Merlot, when made in a medium-bodied style, pairs best with duck, meatloaf, pepperoni pizza, beef fajitas, pulled pork, osso bucco, kielbasa and lasagna. Plush with juicy flavours of plum and cherries, Merlot also features notes of bittersweet chocolate and smoke, creating a very seductive red wine.

Merlot can also be full-bodied, bold and powerful, however, those examples are going to be costly as they are often heavily oaked, or blended to create a powerful Bordeaux or Super-Tuscan. Wine pairing recommendations for this blog are focused more on the accessible and crowd-pleasing versions of Merlot that you will find on store shelves at around the $25 mark.

California, Australia, Canada, New Zealand, Chile and Argentina are just a few of the many countries outside of France and Italy that make excellent Merlot based red wines. Merlot is easily available, and frequently found on wine lists either by the bottle or glass.  Merlot is also one of the best wines to serve at Weddings and Banquets.  The silky soft flavours of cherry and plum make it an incredible crowd-pleaser.  Additional flavours of caramel, brown sugar, smoke and cocoa, only further seal the deal.  Meanwhile, the moderate tannin and acidity make Merlot a winner with a wide variety of dishes you’d serve at large events, such as, roast beef, lasagna, pork chops, turkey, and chicken cacciatore.

Finally, given the right circumstances, Merlot can be a fantastic pairing with certain desserts, such as, chocolate cheesecake, or cherries dipped in chocolate.

Best Food with Merlot

Duck and Merlot Pairing

Duck is a rich meat that pairs perfectly with Merlot because the fat in the duck accentuates the fruit flavors in the wine, while at the same time, helps round out Merlot’s acidity.

For Duck served with no frills, such as a Roasted Duck breast served with risotto, select a cooler climate Merlot cooler climate such as France, Italy or Chile. Cooler climate Merlot are higher in tannin and features earthier flavours that complement the gamey duck flavours.

If the duck has a fruit reduction sauce, Merlot’s plush fruit flavours of black cherries, cassis, strawberry and plum and the rich and sweet sauce will pair perfectly. In this instance, I’d go with a warmer climate Merlot from California, that showcases deeper notes of chocolate, cooked cherries and prunes.

Meatloaf and Merlot Pairing

With flourishes of ground beef, vegetables, ketchup and egg mixed together to create a deliciously moist texture, meatloaf is an American classic that is slightly more refined when served with Merlot.

Merlot’s deep blackberry flavour pairs well with the sweetness in the ketchup that is often slathered on your Meatloaf while bitter flavours of dark chocolate, spice, herbs and black pepper making it one of the best wines to pair with Meatloaf.
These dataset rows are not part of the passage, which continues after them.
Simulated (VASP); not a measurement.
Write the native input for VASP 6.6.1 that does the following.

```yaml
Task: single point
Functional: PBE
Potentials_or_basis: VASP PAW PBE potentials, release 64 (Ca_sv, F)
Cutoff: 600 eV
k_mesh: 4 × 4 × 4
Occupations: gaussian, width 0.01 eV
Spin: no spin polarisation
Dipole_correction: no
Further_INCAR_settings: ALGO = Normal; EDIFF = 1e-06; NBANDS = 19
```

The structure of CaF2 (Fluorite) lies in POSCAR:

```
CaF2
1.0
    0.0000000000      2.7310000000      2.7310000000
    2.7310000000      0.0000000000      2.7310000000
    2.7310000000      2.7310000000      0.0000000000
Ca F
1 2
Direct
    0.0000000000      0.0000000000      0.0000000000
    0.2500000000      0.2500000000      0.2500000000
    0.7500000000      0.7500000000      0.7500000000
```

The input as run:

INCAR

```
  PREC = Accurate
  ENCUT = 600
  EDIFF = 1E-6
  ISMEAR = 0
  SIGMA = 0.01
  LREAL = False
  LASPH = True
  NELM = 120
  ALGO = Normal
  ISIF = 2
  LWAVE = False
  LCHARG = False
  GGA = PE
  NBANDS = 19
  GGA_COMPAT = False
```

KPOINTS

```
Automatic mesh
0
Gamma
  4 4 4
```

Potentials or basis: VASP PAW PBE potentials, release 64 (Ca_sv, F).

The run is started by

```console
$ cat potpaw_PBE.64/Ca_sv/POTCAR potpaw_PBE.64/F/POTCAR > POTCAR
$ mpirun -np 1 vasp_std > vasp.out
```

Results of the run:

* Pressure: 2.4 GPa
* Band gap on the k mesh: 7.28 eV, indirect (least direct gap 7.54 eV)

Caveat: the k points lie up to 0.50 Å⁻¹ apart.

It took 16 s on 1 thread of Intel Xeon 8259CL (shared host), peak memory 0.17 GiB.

Pepperoni Pizza and Merlot Pairing

For pairing Pepperoni Pizza and red wine, stick to a French or Italian Merlot which have more herbal (rosemary, anise) flavours that will go nice with the tomato sauce. Merlot from old-world regions tend to feature higher acidity, which helps ensure they won’t clash with the high-acidity of the tomato sauce.

I love how the bitter chocolate and smoky flavours of a velvety Merlot complements the crispy Pepperoni that graces a delicious Pepperoni Pizza. Meanwhile, the black cherry flavours of the Merlot swoop in and serve up plenty of refreshment against the saltiness of the cured meat and cheese..

If your Pepperoni Pizza is heavy on the Tomato Sauce, a Merlot won’t fly, as it’s not acidic enough. For heavily sauced Pizza’s stick to high-acidity red wines such as Chianti, Beaujolais, or Barbera. With that said, Merlot should be able to handle most Pepperoni Pizza’s delivered by a pizza franchise, or frozen in a grocery store.

Pulled Pork and Merlot Pairing

A medium-bodied Merlot for Chicken is delicious with Pulled Pork as the wine’s sweeter fruit flavors will go great with the BBQ sauce. The sweetness of Merlot is only perceived, due to the plum, cherry, cassis and strawberry flavours. Merlot is considered dry, velvety and rich, while having a long bitter chocolate finish.

And a little heat won’t bother a medium-bodied Merlot, but you’ll want to keep a full-bodied Merlot far away from Pulled Pork that is even a touch spicy. (the spice will make the tannin and higher alcohol in a full-bodied Merlot taste like burn)

Rabbit Paired with Merlot

A Fruit forward Merlot will cover up the gaminess of Rabbit, while serving up plenty of refreshment. Rabbit is a lean game meat and has very little fat, thus, a medium-bodied Merlot from California, which isn’t heavy in tannin, will go great with the leaner rabbit flavours.

If your rabbit meat is part of a rich stew or in a hearty sauce, that’s when I’d reach for a pricier Bordeaux, or a full-bodied California Merlot that requires a bit of aging.